Now Reading
CrypTen – A Research Tool for Secure and Privacy – Preserving Machine Learning in Pytorch


CrypTen – A Research Tool for Secure and Privacy – Preserving Machine Learning in Pytorch

Aishwarya Verma
CrypTen

Facebook’s Pytorch had created a huge buzz in the market when it was released five years ago. Now, it is not only the most preferred frameworks for Machine Learning and Deep Learning models but also one of the most powerful tools in research to develop new libraries and frameworks(like Huggingface, Fast.ai, etc). One of the most captivating libraries released by Facebook’s AI Research Lab(FAIR) is CrypTen – a tool for secure computation in ML. CrypTen is an open-source Python framework, built on Pytorch, to provide secure and privacy-preserving machine learning.
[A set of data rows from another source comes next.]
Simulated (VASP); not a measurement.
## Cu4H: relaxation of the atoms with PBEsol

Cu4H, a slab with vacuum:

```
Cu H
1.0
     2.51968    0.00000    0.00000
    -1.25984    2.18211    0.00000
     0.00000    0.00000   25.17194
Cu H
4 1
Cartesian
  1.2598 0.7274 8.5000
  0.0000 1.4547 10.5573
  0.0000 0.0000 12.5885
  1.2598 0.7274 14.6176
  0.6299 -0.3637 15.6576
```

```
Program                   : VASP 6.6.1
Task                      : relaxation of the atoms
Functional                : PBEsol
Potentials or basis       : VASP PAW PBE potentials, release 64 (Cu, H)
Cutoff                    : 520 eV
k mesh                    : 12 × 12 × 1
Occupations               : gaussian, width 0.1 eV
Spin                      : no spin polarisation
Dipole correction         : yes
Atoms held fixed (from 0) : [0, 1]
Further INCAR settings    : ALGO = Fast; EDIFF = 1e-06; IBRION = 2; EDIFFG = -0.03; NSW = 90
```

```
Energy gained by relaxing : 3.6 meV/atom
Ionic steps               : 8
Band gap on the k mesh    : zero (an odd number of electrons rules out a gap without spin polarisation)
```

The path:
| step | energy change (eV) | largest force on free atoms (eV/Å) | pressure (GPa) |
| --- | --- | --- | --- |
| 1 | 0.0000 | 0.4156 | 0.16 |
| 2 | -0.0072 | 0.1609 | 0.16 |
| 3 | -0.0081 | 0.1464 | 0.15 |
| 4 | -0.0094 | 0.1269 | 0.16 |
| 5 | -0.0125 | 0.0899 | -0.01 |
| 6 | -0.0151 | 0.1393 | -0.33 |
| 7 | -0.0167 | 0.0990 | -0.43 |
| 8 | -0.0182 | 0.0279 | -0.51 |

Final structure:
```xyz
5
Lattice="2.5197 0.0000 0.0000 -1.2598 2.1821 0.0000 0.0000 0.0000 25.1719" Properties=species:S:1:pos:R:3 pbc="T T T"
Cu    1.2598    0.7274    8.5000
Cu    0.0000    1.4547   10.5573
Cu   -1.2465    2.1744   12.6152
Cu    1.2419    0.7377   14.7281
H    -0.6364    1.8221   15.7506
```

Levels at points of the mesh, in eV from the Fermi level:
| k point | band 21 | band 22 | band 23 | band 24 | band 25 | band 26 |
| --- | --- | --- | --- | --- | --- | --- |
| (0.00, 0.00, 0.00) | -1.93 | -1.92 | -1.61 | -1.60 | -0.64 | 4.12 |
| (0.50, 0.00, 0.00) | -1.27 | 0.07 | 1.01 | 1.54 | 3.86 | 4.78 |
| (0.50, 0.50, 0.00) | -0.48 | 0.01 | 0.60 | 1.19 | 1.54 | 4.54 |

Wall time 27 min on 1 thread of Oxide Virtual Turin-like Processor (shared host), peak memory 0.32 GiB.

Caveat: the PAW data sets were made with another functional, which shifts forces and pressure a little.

Crypten serves Secure Multiparty Computation as its secured computing backend and lessens the gap between ML researchers/developers and cryptography by facilitating Pytorch API’s to perform encryption techniques. In secure MPC, the data owner encrypts its data by splitting the data using random masks into n random shares(that can be combined to form original data). These n shares are then distributed between n parties. This process is called secret sharing. The parties can compute functions on the data by operating on the secret shares and can decrypt the final result by communicating the resulting shares amongst each other.

Installation

Install CrypTen library through pip via PyPI.

!pip install crypten

DEMO – Basics of CrypTen

This demo shows the basics of CrypTen libraries like creating encrypted tensors, operation of encrypted tensors, etc.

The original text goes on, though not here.